Be it tacos, shawarma, or the classic dirty water dog, any true New Yorker knows some of the city’s best food is found along its sidewalks (but not on them — very important distinction.) We’re talking street meat, people: delicious, delectable street meat, sizzling atop grills caked inches-deep in grease or soaking in mysterious vats of lukewarm gray water. It is the best. The end.
And soon enough, you may not have to deal with the guilt hangover that comes with contemplating the source of that meat — well after you’ve already eaten it, of course. Thanks to a new city-wide initiative, food carts will become lot more sustainable come Memorial Day, The Wall Street Journal reports:
In the coming months, a new fleet of food carts is expected to hit the streets: hundreds of sleek mobile kitchens equipped with refrigerators and sinks and powered by solar panels, alternative fuel and rechargeable batteries.

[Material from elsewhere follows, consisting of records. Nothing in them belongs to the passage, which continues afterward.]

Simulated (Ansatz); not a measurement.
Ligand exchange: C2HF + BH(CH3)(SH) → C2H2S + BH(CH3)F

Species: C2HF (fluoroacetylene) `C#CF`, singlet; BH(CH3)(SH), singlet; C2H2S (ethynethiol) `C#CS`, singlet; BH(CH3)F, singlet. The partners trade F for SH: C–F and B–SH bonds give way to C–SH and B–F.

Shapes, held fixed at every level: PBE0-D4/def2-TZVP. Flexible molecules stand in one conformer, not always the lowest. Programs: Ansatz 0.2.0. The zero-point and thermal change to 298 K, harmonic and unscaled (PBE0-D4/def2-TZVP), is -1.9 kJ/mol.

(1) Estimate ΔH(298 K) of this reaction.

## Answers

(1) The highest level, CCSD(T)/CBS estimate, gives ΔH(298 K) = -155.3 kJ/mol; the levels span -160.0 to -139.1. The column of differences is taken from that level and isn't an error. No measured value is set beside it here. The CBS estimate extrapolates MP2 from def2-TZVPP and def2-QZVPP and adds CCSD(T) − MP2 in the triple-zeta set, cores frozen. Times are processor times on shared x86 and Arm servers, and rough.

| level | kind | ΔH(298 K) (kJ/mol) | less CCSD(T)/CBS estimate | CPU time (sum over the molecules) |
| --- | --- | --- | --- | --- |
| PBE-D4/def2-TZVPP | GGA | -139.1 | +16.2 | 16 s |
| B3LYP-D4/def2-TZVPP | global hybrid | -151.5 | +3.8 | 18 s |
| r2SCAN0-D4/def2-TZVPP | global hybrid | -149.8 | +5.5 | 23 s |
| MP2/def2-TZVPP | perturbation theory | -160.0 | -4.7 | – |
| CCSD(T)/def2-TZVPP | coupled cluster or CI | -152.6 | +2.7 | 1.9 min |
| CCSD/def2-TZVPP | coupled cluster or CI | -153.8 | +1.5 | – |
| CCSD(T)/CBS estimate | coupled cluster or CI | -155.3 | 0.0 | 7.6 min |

In a pilot program set to be announced on Monday, MOVE Systems is providing 500 free carts, called MRV100 Hybrids, to vendors across the city, in partnership with the City Council.
“What’s the quality of the air I’m breathing? What’s the quality of the food I’m eating? These are the problems we’re trying to solve,” said James Meeks, chief executive of MOVE, the Queens-based company that developed the carts. “I hope there will be an opportunity for even more culinary options than exist today.”
I’ll take one of everything — and an industrial-sized bottle of Tums to go, while I’m at it. Sustainability guilt, sadly, isn’t the only hazard of street meat consumption.